Ricky Ponting wants cricket cheats exposed promptly
Ricky Ponting has urged cricket authorities to quickly make an example of those known to have fixed matches, saying there is nothing worse for the game than the shadow hanging over it.
The former Australian captain said rumours of corrupt behaviour had circulated for years and he pleaded with governing bodies – the International Cricket Council's anti-corruption watchdog and individual boards – to act swiftly so players and fans could have full faith that what happens on the field was legitimate.
''We've all been aware of a certain amount of corruption in the game for a long time now and there's always just been a bit of smoke, there hasn't been much fire around it," he said.
"But like a lot of other big issues in our games, whether it's drugs or whatever, the sooner the governing bodies can get to the bottom of these issues and actually start making an example of some of the people they know are in the wrong and they know are guilty, the better off we're all going to be,'' said Ponting, who was speaking to SEN as a director of NSR Australia, a scouting company that helps talented high-school athletes into the US College system.
''There is nothing worse than having that [corruption] tag around, the worry about the integrity of cricket, there is nothing worse than that, and that is what every governing body would be fearing and a lot of the players. It takes away a bit from the game they love,'' Ponting said.
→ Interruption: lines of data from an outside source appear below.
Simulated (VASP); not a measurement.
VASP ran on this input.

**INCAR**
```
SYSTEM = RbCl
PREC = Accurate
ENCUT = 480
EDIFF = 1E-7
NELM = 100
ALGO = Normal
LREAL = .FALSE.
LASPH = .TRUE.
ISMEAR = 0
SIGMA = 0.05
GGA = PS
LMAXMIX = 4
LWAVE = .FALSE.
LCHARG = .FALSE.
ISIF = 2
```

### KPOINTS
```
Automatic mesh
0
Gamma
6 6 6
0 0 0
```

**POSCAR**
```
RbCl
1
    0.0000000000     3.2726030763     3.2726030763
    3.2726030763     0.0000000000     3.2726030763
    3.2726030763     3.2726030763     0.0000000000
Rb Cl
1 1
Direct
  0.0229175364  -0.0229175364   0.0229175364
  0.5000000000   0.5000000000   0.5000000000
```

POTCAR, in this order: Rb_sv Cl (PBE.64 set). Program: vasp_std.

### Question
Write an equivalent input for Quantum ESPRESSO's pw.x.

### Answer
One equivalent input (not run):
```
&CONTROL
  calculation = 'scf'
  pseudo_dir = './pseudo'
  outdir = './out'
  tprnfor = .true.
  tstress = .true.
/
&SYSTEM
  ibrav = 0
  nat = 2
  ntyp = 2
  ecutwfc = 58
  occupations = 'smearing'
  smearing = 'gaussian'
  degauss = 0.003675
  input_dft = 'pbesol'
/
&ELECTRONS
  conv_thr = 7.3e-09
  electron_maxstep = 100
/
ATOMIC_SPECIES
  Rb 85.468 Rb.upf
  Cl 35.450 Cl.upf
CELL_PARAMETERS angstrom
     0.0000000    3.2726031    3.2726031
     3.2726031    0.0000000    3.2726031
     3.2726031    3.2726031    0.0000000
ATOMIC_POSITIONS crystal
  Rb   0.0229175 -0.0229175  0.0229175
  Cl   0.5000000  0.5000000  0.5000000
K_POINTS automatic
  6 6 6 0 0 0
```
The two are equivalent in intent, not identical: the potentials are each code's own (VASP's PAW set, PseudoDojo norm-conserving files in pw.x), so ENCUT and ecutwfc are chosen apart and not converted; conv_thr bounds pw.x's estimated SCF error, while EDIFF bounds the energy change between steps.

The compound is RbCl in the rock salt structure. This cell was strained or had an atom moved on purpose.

''The sooner we can get to the bottom of it ... and fans and spectators and sponsors can be 100 per cent happy with the spectacle in the middle, the better off we will all be.''
Former New Zealand batsman Lou Vincent and his former Sussex teammate Naved Arif have been charged with fixing in English county cricket, and Vincent faces more charges dating to the 2011 and 2012 Champions League, in which Cricket Australia has a 30 per cent financial stake.
New Zealand captain Brendon McCullum has also testified that he was approached by "player X" as far back as the 2008 IPL and a tour of England later that year. McCullum rebuffed both advances and reported them to authorities.
The ICC's anti-corruption unit, set up in response to the Hansie Cronje scandal in 2001, has often been criticised for its failure to claim a significant scalp.
A British tabloid exposed the scam that resulted in Pakistanis Salman Butt, Mohammad Asif and Mohammad Amir being jailed for spot-fixing during a Test in England, although cricket detectives had collected evidence that they subsequently handed over to police. Delhi police arrested three Rajasthan Royals players during last year's IPL, and the man backed by Australia and England to be the next ICC chairman, Narayanaswami Srinivasan, has been stood down by the Indian Supreme Court amid corruption allegations relating to his family and his IPL franchise, the Chennai Super Kings.
The anti-corruption unit does not have the power to tap phones, arrest or go undercover, but is conducting a global war against corruption at all levels of the game. In 2011 it was investigating 281 cases worldwide involving fixers, illegal approaches and honey traps, and monitored the suspicious activities of 67 individuals, London's Telegraph newspaper revealed this month.